Mindee, the API-first platform designed for developers to eliminate manual data entry, announced the introduction of docTR an accessible open source library for OCR-related tasks powered by deep learning.
Mindee’s docTR provides optical character recognition with accessibility for the entire developer community. Combining textual parsing through text and object detection and recognition, this open-source repository offers a wider range and complex use cases. Going beyond the textual elements, it provides a holistic view of information encoded in visual forms, including QR codes, barcodes, information in ID pictures, and even logos.
Powered by the machine learning tool of user’s choice, TensorFlow 2 or PyTorch, DocTR features training capabilities for text detection in documents and images as well as recognition with pretrained parameters. It incorporates a five-line code to load documents, extract text with a predictor, and optimize for end-to-end performances, including inference speed on both CPU and GPU.
“DocTR offers open-source tools to develop and deploy python OCR at scale with PyTorch or TensorFlow,” said Nicolas Schuhl, Head of Delivery at Monk.

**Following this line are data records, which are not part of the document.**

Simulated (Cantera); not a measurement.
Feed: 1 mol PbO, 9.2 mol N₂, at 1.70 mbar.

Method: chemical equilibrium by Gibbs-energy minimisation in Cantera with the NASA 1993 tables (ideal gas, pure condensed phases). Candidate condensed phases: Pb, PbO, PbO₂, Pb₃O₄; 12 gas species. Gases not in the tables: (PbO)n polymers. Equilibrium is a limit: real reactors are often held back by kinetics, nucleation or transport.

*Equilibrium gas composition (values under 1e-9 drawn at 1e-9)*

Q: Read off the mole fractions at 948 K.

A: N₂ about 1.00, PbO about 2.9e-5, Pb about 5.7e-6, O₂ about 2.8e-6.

With this offering, Mindee provides a wide audience, from entry-level developers to domain experts who want to train their model (researchers), the tools to support efforts in their transformation from intensive manual data entry (e.g., from physical documents, PDFs or images) to a full digital process.
“We made this code available with that in mind, to ensure developers can read it, understand it and be sure it’s safe. We are providing everyone with the possibility of making this OCR tool their own by allowing them to modify the code to fit their applications and infrastructure needs.” said Frédéric Harper, Director of Developer Relations at Mindee.